Asked January 19, 2014

Threshold Limit

  • 2 Answers

I have a question pertaining to the law of competition in India. Though the CCI has come up with several regulations to upgrade the merger control regime, however, there is one dilemma that bothers me time and again. My query is relating to Section 5 (Combinations) of the Competition Act, 2002, which proscribes a threshold limit enabling the CCI to review a merger. How exactly does the CCI determine/ calculate the threshold limit prescribed while adjudging whether the combination can cause an AAEC in India? I mean what is the standard for calculation of the threshold limit of assets and turnover for the combined entity so formed post merger? What if, I structure my assets and turnover in such a manner that it doesn’t get caught in the statutorily prescribed limit? Eg: If there is a merger between company A and Company B and both the companies jointly structure their assets and turnover in such a manner that they are not caught in the limit prescribed, then what exactly is the ramification? How will the CCI, which has power to monitor any merger for one year even after the merger, will determine that there is some escape route opted by the companies?

Answers 2

The Act envisages appreciable adverse effect on competition in the relevant market in India as the criterion for regulation of combinations. In order to evaluate appreciable adverse effect on competition, the Act empowers the Commission to evaluate the effect of Combination on the basis of factors mentioned in sub section (4) of section 20.

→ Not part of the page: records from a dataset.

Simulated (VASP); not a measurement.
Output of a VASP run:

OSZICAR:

Factors to be considered by the Commission while evaluating appreciable adverse effect of Combinations on competition in the relevant market:

(a) actual and potential level of competition through imports in the market;

(b) extent of barriers to entry into the market;

(c) level of concentration in the market ;

(d) degree of countervailing power in the market;

(e) likelihood that the combination would result in the parties to the combination being able to significantly and sustainably increase prices or profit margins;

(f) extent of effective competition likely to sustain in a market;

(g) extent to which substitutes are available or are likely to be available in the market;

(h) market share, in the relevant market, of the persons or enterprise in a combination, individually and as a combination;

(i) likelihood that the combination would result in the removal of a vigorous and effective competitor or competitors in the market;

(j) nature and extent of vertical integration in the market;

(k) possibility of a failing business;

(l) nature and extent of innovation;

(m) relative advantage, by way of the contribution to the economic development, by any combination having or likely to have appreciable adverse effect on competition;

(n) whether the benefits of the combination outweigh the adverse impact of the combination, if any.